Object detection using fastai v2

I have only one question: how do I get the outputs to pass to get_predictions?

You should be able to call get_preds and pass in a DataLoader. (Or just do get_preds without passing anything in mad let it call the validation set)

1 Like

Thanks. I have an issue before calling your methods that I am investigating. When I call learn.get_preds(dl=dls.valid)
fastai throws an exception

No pressure on anybody, just posting for reference

This is due to the RetinaNet.forward method returning the box predictions, the class predictions and also a list of scales. This caused a few issues for me as well (show_results, etc wont work nicely). I could fix it by passing the scales to the constructor and no computing them dynamically. This of course is far from optimal because the scales depend on the image input size, and they are also required in the loss function. Maybe a callback which computes the scales and stores them for later use in the loss function would be a good idea.

Anyone has a better idea on how to handle this?

More generally I feel that for a model to really nicely integrate with all the fastai functionality the model should only output things like the “ys” of the training set, so that the decoding pipeline can handle this nicely.

1 Like

Pinging @sgugger, what do you feel would be the best way for integrating this in? (Via a callback like @j.laute recommends?) or some external type-dispatching for the particular datatypes’ show method? Perhaps something similar to how the TensorPoints keep track of the original image input size

The model used should spit things like the ys of the training set, as @j.laute said. Also note that your loss function can have a processing step to help with the show_results method if you implement a decodes in it to make your model output the as the ys. For instance CrossEntropLossFlat() will apply an argmax in this method to make the outputs exactly like the targets.

It’s not just the show method, for example the to_fp16() callback will also fail, as it tries to call to_float on the predictions and it doesn’t expect a list in there (only tensors). I feel either fastai needs to have some global support for the model outputting things which are not part of the actual predictions (similar like n_inp is used to tell the model what part of the data is input and what target), or a callback would just store these things

EDIT: I posted before seeing sguggers reply, I’ll check out the loss function decode and check if I can get it to work this way

1 Like

@muellerzr I finally got a working mAP evaluation for the output of your RetinaNet using this library, so I can soon start experimenting with dilated xresnet.

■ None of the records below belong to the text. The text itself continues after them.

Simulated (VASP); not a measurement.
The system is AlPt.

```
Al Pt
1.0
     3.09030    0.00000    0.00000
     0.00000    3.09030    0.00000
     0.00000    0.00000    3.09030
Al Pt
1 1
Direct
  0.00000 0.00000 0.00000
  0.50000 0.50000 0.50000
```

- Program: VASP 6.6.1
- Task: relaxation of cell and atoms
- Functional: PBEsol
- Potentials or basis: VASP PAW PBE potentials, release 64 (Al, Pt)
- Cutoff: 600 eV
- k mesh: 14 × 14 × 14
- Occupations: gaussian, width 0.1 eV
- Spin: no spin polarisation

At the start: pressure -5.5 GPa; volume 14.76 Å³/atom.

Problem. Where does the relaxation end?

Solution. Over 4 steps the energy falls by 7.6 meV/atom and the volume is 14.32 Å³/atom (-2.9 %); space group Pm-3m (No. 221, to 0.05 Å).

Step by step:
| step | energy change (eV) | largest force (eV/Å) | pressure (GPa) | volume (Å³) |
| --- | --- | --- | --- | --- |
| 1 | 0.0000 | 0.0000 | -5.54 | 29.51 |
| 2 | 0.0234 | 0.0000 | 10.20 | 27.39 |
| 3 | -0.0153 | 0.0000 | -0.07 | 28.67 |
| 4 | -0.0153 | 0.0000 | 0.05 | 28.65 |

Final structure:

As a solution to the problems above (model output not matching prediction target) I have 2 ideas which I will try and code up today:

sizes should be stored in the RetinaNet class in both cases, and can be accessed by the loss function via a reference passed to the constructor.

And then either:

  1. Have a callback to do score thresholding and non max suppression in the after_loss stage (modifying learn.pred)
  2. do score thresholding and non max suppression directly in the model.forward and store the raw_predictions in the model as well and access them via the reference in the loss function.

I think 1. is better as it should work with the fp16 callback for example

I’ll share a notebook here when I’m done :slight_smile:


Any luck?

Quick update:

  1. got an non-max suppression callback working
  2. using the object detection metrics library above I got fastai2 metrics for mean AP (Average Precision) and per class AP working (unfortunately the evaluation can be really slow if there are a lot of box detection and images)
  3. Testing with the dataset sample (2501 images total) in the notebook, after ca. 30 epochs I only get around an mAP of ~12, which is pretty bad. I think this is due to the small dataset size
  4. fastai2’s show_results is also working (though it doesn’t visually distinguish between the predicted boxes and the actual ones)

I will be training on a bigger dataset (either coco or pascal voc) overnight and see if it can reach reasonable results, then I’ll share the notebook and make a PR to @muellerzr course github project.

(The code is really hacky and awful in some places and I hope we can make concise and clear going forward :slight_smile: )


Hello. Just want to be notified about any progress in object detection inference.

Sorry for the delay, had a slow few days…

Here is the link to my fork with the notebook “06_Object_Detection_changed” being the modified notebook. I removed the setup/installation code as I run this locally. In the object_detection_metrics folder the code is copied from rafaelpadilla/Object-Detection-Metrics.

There are 3 modifications to @muellerzr code:

  1. the RetinaNet only returns the box and class predictions (in this order), and the dynamically computed sizes are stored in self.sizes
  2. RetinaNetFocalLoss takes a reference to the model, from which it gets the computed sizes
  3. RetinaNetFocalLoss has a decodes method, that applies the argmax over the predicted scores over all classes. (We need the scores for the non-max-suppression, but want the argmax for displaying the result)

These changes make it possible to use show_results as the output of the model now is similar to the dependent variables of the dataloaders (boxes and classes).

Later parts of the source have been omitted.